Wanted: Man of God, good at languages, preferably under 75, extensive pastoral experience, no record of covering up clerical sex abuse, deeply spiritual and tough as old boots.
That is the emerging profile of the man many of his fellow cardinals would like to see succeed Benedict XVI as the next pope.
On March 4 the princes of the church began a series of preliminary "general congregations," the first step to electing a pontiff. They have much to discuss. On Friday they fixed Tuesday, March 12, for the start of the conclave, the electoral college made up of cardinals below the age of 80, which will choose the next pope.
The papal spokesman, the Rev. Federico Lombardi, said that the members of the general congregation had not been "hurrying things." The preliminary assembly heard 51 speeches. As Lombardi tactfully put it, the cardinals spoke "freely and with rather effective color." That is code for candor, even bluntness. Given the crises the church faces, delicacy might seem remiss.
The procedure is usually to identify the main threats facing the church, then find the cardinal best able to deal with them. Of the subjects cited by Lombardi, half concerned the Vatican itself. Deeper questions include the loss of religious faith in Europe, the challenge from evangelical Protestantism in Latin America, persecution of Christians in the Middle East and clerical sex abuse.
None is as pressing, however, as the turmoil in the Roman Curia, the church's central administration. Benedict, intellectually fearless yet personally timid, was unable to keep order. Many in Rome believe that was the true reason for his departure.
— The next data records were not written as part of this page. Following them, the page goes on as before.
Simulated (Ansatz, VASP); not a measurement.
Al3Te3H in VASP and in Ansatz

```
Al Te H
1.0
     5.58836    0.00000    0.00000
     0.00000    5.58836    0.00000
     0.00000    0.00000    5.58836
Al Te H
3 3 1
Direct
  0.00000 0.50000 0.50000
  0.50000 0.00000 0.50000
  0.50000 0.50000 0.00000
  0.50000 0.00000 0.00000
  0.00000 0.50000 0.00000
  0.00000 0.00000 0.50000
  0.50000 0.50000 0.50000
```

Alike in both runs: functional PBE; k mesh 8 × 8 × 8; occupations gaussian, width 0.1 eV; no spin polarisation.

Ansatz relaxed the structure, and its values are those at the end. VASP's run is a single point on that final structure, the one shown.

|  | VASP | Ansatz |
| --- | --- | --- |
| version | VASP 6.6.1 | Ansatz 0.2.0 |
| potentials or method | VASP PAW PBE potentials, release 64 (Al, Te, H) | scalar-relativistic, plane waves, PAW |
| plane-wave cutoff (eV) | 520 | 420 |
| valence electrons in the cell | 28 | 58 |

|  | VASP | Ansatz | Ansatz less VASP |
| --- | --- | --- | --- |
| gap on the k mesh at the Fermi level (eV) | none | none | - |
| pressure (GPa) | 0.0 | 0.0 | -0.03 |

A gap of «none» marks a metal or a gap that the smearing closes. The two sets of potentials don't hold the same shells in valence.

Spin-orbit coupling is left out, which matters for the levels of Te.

The Curia has become a battleground. Prelates loyal to the secretary of state, Cardinal Tarcisio Bertone, are at furious odds with papal diplomats who resented the appointment of a secretary of state with no knowledge of their business. Other feuds abound. The leaking of documents by the pope's butler, though apparently motivated by genuine dismay at decisions made in the Vatican, was entwined with this venomous squabbling.
The findings of an investigative panel of three cardinals will cast a long shadow over the conclave.